Yes, fracking has been a flashpoint of debate regarding the environmental impacts, but no other method of resource extraction is so focused on leaving minimal environmental impact. Groups led by celebrities like Yoko Ono fear the ramifications of an environmental policy that would allow for fracking and are making efforts to have the practice banned.
Economically, the increase in oil and natural gas production has been very good for the state of North Dakota where the unemployment rate hovers right around 3%. Incomes are up in that state and with that comes increased consumer spending which gives capitalism a chance to do what it does best -- equip the American citizen with the tools to pursue happiness.
So what is a President to do with all of this forbidden fuel?
Drillers currently burn off as much natural gas as they collect because our national infrastructure is not prepared to handle the influx and our refining capacity lags. Apache Energy and Halliburton in conjunction with Caterpillar have made advances in fueling fracking pumps with infield natural gas making the process self- sustaining and clean burning.
The United States can have spotted owls, a supportive natural gas/crude infrastructure, safety in the shale and, get this, inexpensive automotive fuel in good supply -- all at the same time! But the national discussion must return to a logical perspective rather than subjugating itself to activism and environmental hyperbole.
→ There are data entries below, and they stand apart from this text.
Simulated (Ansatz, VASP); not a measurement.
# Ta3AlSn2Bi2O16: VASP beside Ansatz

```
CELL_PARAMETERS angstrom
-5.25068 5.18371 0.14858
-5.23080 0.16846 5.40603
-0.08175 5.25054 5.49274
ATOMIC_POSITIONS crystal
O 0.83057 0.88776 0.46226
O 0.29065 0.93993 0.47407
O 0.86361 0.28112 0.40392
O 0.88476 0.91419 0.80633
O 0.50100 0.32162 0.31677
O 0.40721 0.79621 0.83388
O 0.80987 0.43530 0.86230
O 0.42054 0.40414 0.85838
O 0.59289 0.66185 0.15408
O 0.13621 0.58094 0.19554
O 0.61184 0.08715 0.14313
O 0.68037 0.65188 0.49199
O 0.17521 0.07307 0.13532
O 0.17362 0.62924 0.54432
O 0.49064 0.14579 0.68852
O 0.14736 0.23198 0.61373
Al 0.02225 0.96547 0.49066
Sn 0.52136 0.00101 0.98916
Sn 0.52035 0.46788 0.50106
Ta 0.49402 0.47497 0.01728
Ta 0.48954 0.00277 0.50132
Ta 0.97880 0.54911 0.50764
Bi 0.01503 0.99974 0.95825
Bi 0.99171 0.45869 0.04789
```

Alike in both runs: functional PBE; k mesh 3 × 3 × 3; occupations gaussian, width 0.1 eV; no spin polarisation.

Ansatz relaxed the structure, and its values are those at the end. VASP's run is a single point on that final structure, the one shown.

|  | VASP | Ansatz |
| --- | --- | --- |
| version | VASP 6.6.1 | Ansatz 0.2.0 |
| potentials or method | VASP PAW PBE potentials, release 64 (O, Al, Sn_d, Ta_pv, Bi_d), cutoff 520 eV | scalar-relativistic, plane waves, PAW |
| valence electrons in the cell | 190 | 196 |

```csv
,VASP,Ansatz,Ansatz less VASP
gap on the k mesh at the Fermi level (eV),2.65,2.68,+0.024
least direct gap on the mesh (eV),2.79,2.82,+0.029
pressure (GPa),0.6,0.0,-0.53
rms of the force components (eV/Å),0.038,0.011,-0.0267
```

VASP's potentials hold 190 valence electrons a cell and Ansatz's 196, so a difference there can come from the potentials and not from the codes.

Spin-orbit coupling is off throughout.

The Obama administration must find ways to encourage growth here rather than stifling possibilities with overbearing regulations. Refinery capacity must be increased along with pipeline capacity. Regulations have some room to ease without risk of setting the continent on fire, but these require the White House to lean closer to common sense than environmental activism allows. Climate change scenarios and environmental rhetoric in the face of a wealth of fossil resources have the president between the shale and a hard place.